Royalist is The Daily Beast’s newsletter for all things royal and Royal Family. Subscribe here to get it in your inbox every Sunday.
Queen Elizabeth may struggle to meet Prince Harry and Meghan Markle when they visit the U.K. next month as the aging monarch has an exceptionally busy week at the beginning of September and, sources at Buckingham Palace said, “Some things cannot be moved.”
Sources at Buckingham Palace told The Daily Beast that while there was no intention to steer expectations one way or the other around Harry and Meghan getting or not getting an audience with the queen, it is a simple fact that the week commencing September 5 is jam-packed with constitutional duties for the queen.
ADVERTISEMENT
Harry and Meghan are expected to be in the U.K. twice in September: for the One Young World 2022 Summit in Manchester on Sept. 5, and again on Sept. 8 at the WellChild Awards. In between these dates they will be at an Invictus Games event in Düsseldorf. They are expected to stay at their Windsor home, Frogmore Cottage, but this has not been confirmed.
The most public of the queen’s duties that week is to hold an audience with Britain’s new prime minister on September 6, and invite them to form a government. While this is not in itself a particularly lengthy meeting, the queen, who is known for her assiduous work ethic, will demand extensive briefing notes to prepare for her meeting with the new PM (likely to be right-winger Liz Truss) and would be unlikely to welcome trifling domestic distractions as she prepares to anoint the woman who might, conceivably, be her last prime minister. She is likely to want to spend a considerable amount of time after the formal activity reflecting on the meeting with advisers, and recording it in her private diaries.
And if the queen seems to have gone a little cooler on the prospect of a meet-up, who could blame her? The last time he met his grandmother, Harry told Hoda Kotb all about it in an NBC Today interview, saying that his grandmother had a habit of telling him secrets she wouldn’t tell any other member of the family and that he had been checking she had the “right people” around her as if he were her guardian.
Few people like having their private conversations discussed on telly, especially when it implies other family members are incompetent or uncaring, and especially when they are the queen. Once bitten, the queen might be twice shy.

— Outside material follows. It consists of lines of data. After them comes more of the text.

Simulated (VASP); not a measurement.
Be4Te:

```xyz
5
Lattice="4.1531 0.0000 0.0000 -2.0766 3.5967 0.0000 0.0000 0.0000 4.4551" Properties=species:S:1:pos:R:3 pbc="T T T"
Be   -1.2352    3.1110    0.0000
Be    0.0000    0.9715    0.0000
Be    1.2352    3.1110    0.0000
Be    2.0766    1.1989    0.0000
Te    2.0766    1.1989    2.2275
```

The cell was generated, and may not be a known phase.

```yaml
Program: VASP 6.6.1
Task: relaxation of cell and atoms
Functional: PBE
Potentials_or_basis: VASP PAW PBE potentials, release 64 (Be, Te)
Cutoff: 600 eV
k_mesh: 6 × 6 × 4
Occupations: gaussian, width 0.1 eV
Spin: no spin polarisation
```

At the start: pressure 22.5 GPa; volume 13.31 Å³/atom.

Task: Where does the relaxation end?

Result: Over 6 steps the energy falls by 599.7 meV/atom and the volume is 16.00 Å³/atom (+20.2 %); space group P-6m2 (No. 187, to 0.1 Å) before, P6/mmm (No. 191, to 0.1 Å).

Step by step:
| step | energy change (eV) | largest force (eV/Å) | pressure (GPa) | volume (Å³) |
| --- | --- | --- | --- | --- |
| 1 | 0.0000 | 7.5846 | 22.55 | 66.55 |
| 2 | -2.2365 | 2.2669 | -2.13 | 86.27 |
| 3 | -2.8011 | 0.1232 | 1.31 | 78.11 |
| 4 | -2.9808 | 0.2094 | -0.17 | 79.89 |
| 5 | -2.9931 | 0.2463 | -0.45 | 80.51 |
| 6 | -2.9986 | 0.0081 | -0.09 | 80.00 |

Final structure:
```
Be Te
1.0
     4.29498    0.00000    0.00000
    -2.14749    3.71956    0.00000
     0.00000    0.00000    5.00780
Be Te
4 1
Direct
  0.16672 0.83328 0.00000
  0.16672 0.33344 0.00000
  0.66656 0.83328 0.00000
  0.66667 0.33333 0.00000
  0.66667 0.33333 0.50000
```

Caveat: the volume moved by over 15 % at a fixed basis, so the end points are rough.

So the fact that this is the week chosen by Harry and Meghan for their visit might perhaps give the palace a convenient mechanism to pass on a meeting.
There will be no such easy reasons to explain away any failure by Harry to meet his brother.
As a vivid example of just how bad the feud between William and Harry now is, consider this: Despite the fact that their houses will be less than half a mile apart, with William moving to Adelaide Cottage on the Windsor estate in the coming weeks and Harry and Meghan expected to stay at Frogmore Cottage, the brothers reportedly have “no plans” to see each other when Harry and Meghan come to the U.K. next month.
The Daily Telegraph made the astonishing “no plans to see the Cambridges” claim in a report published Monday evening by their royal correspondent, Victoria Ward. Oddly, the newspaper did not cite, even anonymously, its sources for the claim, instead saying, “The Duke and Duchess of Sussex have no plans to see the Cambridges when they return to the U.K. next month, The Telegraph understands.”
While the wording seemed to suggest the claim had emanated from a briefing from the Sussex camp, the Sussexes vowed last year that their spokespeople would no longer provide off-the-record information to the media.
While their spokespeople would not be drawn into actively denying they made the “no plans” comment, The Daily Beast has no reason to believe that this policy of not providing anonymous quotes is not still in effect, suggesting that they did not make the remark. A source at Buckingham Palace said the “no plans” comment had not come from them either. Williams and Kate’s office did not return an email seeking comment.
While the provenance of the intelligence may be unclear, few will doubt its accuracy. The idea of William and Harry meeting up for a chinwag is laughable after the debacle of the Platinum Jubilee, where William and Kate made no effort to meet Harry and Meghan in person and conducted an official engagement in Cardiff on the day of Lilibet’s birthday.
It is now blindingly obvious that neither brother has the remotest interest in reconciliation.
As with most intractable disputes, it is not hard to see why a resolution remains so elusive: Both sides think they are right and that they are the ones who are owed an apology.
The Sussexes have spoken repeatedly and volubly about what they consider to be the unacceptable way they were treated by the royal family.
William, meanwhile, was incensed by Harry’s very public accusation to Oprah Winfrey that a member of the family asked racist questions about the likely color of his and Meghan’s then-unborn children.
“We are not a racist family,” William said at the time, in response to shouted questions from a reporter, which represent his only public remarks on the matter.
On top of the water that has already flowed under the bridge, William and the royals know there could well be more to come. Hanging over everything is the Sword of Damocles that is Harry’s memoir, which is due out sometime this fall. Publication details are being kept deliberately hazy—no title, jacket image, or even publication date having been announced—perhaps with the intention of minimizing leaks, or else to create more excitement when the book finally drops.
While Harry and Meghan have said that they are visiting the U.K. to support charities “close to their hearts” it is of course entirely possible that they might not be averse to generating further interest around the book by strategically raising their profile as the summer holiday season draws to a close.
Harry’s visit to the U.K. will come just a week after the 25th anniversary of his mother’s death, and it would be off if he did not refer to that fact in any interviews or public speeches.
On his last trip to Europe, he told Hoda Kotb that his mother’s presence was a “constant,” in his life and said of Prince William: “She’s got him set up, and now she’s helping me.”
Whatever happens next month, it is clear that the once-beloved brothers-in-arms are now engaged in the coldest of wars.
The fact that at Windsor they will be physically so near and yet emotionally so far apart is perhaps the ultimate illustration of how poisonous this feud has now become.
But if the great pragmatist and peacemaker of the Windsors, the queen herself, finds herself too busy for a cup of tea with her grandson next month, that will be taken by many as the clearest sign yet that Harry and Meghan have truly been ejected from the royal fold.